You go outside to wash your car, connect the hose to the hose bib, and crack open the valve just a bit. A thin stream of water exits the hose. You open the valve a bit more, and more water flows. After about a half-turn of the handle, you have about as much water coming out of the hose as you’re going to get.
But wait! You turn the handle another full rotation, but no increase in water flow is available! What happened?

What is happening is that at full flow (one-half turn of the handle, in this case) the pressure drop across the valve is about the same as the pressure drop through the hose. The valve can move much more water than the hose can.

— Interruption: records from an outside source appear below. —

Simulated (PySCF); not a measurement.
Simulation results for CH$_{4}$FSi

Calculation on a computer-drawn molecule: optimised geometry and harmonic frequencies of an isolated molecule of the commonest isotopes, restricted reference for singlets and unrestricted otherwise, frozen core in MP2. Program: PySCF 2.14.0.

Now imagine that you are sizing modulating control valves for heating & cooling coils. The contractor wants to install line-size valves without those pesky reducers, and the engineer wants plenty of safety factor in heating or cooling capacity. If I size valves this way, I will never get good control from my valves. Only a fraction of the valve stroke (on globe valves) or valve rotation (on characterized ball valves) will produce full flow through the coil. The remainder of the valve stroke will be wasted, just like the extra handle turn on your hose bib. In addition, the programmers and technicians have to tune their control loops to better utilize the reduced useful stroke. And then, the owner wonders why he is at full heat with his valves only 25% open; or why the system struggles to control at light loads.

By properly sizing a modulating control valve, the customer receives a better operating HVAC system. Although nearly impossible to get perfection, 0% to 100% valve position has a much better chance of producing 0% to 100% heat. The control system is less likely to hunt, and control in lighter loads becomes much more manageable.